Kharg Island Stratagem
The Iranian Kharg island is a coral outcrop in the Persian Gulf, 25 kilometers off mainland Iran. It is now the cynosure and flashpoint of the ensuing battle of wits between the seemingly irrepressible Iranians, and the increasingly frustrated US-Israeli forces. Like most things in civilisational Iran, the Kharg island has a recorded antiquity and plurality that dates back to the Achaemenid-era (550–330 BCE) with a Christian monastery (7th Century), Zoroastrian burial site, a Mir Mohammed Shrine, and a tumultuously wounded history of having passed hands ~ from the empires of Persia to Arab lands, from the Portuguese to the Dutch and British, and finally back to the Iranians. Legendary Iranian writer Jalal Al-e-Ahmad had once called this relatively isolated and forgotten 22-square kilometer island the “Orphan pearl of the Persian Gulf”.

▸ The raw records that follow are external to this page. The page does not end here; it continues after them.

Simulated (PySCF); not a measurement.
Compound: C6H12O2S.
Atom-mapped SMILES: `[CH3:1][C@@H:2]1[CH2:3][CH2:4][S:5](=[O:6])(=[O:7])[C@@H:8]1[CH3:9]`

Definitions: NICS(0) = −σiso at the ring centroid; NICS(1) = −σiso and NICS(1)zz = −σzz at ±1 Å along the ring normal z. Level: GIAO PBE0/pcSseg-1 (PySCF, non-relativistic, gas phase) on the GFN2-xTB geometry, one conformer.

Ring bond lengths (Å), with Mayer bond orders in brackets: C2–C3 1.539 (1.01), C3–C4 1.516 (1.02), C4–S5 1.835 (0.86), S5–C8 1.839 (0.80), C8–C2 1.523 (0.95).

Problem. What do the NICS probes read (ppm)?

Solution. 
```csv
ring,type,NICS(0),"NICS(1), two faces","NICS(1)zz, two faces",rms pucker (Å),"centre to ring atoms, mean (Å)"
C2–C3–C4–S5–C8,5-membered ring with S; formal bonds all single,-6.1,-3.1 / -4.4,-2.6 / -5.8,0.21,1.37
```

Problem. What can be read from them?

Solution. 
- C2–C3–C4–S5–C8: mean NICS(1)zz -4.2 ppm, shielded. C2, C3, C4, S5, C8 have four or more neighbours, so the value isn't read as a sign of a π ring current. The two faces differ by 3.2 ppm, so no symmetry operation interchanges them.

It later acquired more sinister perceptions after becoming a penal exile for political opponents, and later still, as the “Forbidden Island” owing to carefully restricted entry only for those with official security clearances by the elite Islamic Revolutionary Guard Corps (IRGC). But today the strategic geography (linking the global energy system with the passageway of the Strait of Hormuz) and proximity to major offshore facilities has made it the undisputed backbone of the Iranian economy and survival. Kharg island now processes 90 per cent of Iran’s total oil exports, handling approximately 950 million barrels every year. At one point, it had become the world’s largest oil shipment terminal. As the backbone of Iran’s national revenue source through the oil export system, Kharg Island is critical to the functioning of the Iranian sovereign state.
Geographical isolation and disproportionate economic dependence on Kharg island for the Iranians makes it a highly exposed node for the Ayatollah regime in Tehran. Kharg island also has a proven wartime vulnerability, as it was repeatedly attacked by the Iraqi forces in the decade long Iran-Iraq war. This........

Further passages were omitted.